In Witness Whereof I hereunto set my hand.
------------------------------------
Commissioner of the Superior Court
STATE OF CONNECTICUT)
) ss. at Hartford
COUNTY OF HARTFORD )
On this 5th day of December, 1990, before me, the undersigned officer,
personally appeared Xxxxxx X. Xxxxxxxx, who acknowledge himself to be a loan
officer of the Connecticut Development Authority, and that he as such officer,
being authorized so to do, executed the foregoing instrument for the purposes
therein contained, by signing the name of the Connecticut Development Authority
by himself as such officer.
In Witness Whereof I hereunto set my hand.

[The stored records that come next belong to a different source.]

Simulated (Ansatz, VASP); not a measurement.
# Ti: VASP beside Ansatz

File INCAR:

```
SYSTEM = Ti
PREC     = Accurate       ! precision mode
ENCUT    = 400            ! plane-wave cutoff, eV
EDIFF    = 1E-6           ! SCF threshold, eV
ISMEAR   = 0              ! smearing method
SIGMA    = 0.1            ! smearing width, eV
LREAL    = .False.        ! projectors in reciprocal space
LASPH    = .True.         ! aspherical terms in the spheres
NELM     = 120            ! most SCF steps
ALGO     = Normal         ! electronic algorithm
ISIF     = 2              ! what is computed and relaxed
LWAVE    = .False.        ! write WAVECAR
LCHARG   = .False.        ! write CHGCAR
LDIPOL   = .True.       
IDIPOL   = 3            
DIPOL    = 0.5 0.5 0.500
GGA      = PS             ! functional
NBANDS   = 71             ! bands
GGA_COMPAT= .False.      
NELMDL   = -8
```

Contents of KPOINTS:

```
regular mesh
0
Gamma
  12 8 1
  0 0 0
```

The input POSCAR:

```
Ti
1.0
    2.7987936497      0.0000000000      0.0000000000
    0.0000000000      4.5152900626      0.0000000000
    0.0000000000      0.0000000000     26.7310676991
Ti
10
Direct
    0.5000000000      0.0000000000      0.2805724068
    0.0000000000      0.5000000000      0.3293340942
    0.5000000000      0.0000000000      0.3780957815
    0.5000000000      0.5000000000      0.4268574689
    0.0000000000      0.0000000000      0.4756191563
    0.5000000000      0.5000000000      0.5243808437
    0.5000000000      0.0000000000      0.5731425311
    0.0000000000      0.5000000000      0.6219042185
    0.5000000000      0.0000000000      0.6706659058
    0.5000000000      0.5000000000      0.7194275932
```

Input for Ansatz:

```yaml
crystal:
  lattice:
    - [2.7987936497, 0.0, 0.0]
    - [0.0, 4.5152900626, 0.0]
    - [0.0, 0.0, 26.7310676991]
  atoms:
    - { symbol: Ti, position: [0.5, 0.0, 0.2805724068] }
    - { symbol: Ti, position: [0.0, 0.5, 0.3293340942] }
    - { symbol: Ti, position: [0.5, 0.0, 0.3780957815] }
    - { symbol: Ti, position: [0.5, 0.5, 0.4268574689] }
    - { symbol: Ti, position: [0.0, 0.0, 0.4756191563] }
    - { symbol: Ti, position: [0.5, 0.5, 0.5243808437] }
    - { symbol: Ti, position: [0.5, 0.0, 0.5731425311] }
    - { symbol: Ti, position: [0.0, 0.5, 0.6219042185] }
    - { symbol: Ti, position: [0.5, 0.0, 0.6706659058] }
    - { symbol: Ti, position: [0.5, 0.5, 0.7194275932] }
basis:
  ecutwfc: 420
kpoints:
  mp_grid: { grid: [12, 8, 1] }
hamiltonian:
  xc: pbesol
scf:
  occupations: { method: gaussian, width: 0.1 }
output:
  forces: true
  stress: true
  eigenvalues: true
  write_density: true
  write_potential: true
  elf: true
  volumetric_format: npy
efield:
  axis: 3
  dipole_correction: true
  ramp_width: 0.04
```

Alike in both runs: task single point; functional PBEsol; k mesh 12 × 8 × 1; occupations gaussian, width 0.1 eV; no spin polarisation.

------------------------------------
Commissioner of the Superior Court
SCHEDULE A
(a) All goods of the DEBTOR, including without limitation: machinery,
equipment, furniture, furnishings, fixtures, tools, supplies and motor
vehicles of every kind and description now or hereafter owned by the
DEBTOR or in which the DEBTOR may have or may hereafter acquire any
interest, together with all customer lists and records of the business
and all improvements thereto.
(b) All inventory of the DEBTOR, including, but not limited to: all
merchandise, raw material, parts, supplies, work in process, finished
products intended for sale, of every kind and description now or
hereafter owned by and in the custody of or possession, actual or
constructive, of the DEBTOR including such inventory as is temporarily
out of the DEBTOR's custody or possession and including any returns
upon any accounts or other proceeds, including insurance proceeds,
resulting from the sale or disposition of any of the foregoing,
including, among other things, but not limited to, raw materials and
finished products and including all other classes of merchandise,
materials, parts, supplies, work in process, inventories and finished
products intended for sale by the DEBTOR including inventory
temporarily removed from its customary location.
(c) All contract rights and general intangibles of the DEBTOR, including
without limitation: goodwill, trademarks, trade styles, trade names,
patents, patent applications and deposit accounts.
(d) All present and future accounts, accounts receivable and other
receivables and all books and records relating thereto.
(e) All documents, instruments and chattel paper; and whether any of the
foregoing types or items of property referred to in (a) through (e)
above (the "Collateral") shall be acquired or created by the DEBTOR at
any time hereafter, wherever located, and the products and proceeds of
the Collateral and any replacements, additions, accessions, or
substitutions of the Collateral, after acquired property, and the
accounts or proceeds arising from the sale of disposition of any
inventory of the DEBTOR including any returns thereof; including,
where applicable, the proceeds of insurance covering the Collateral.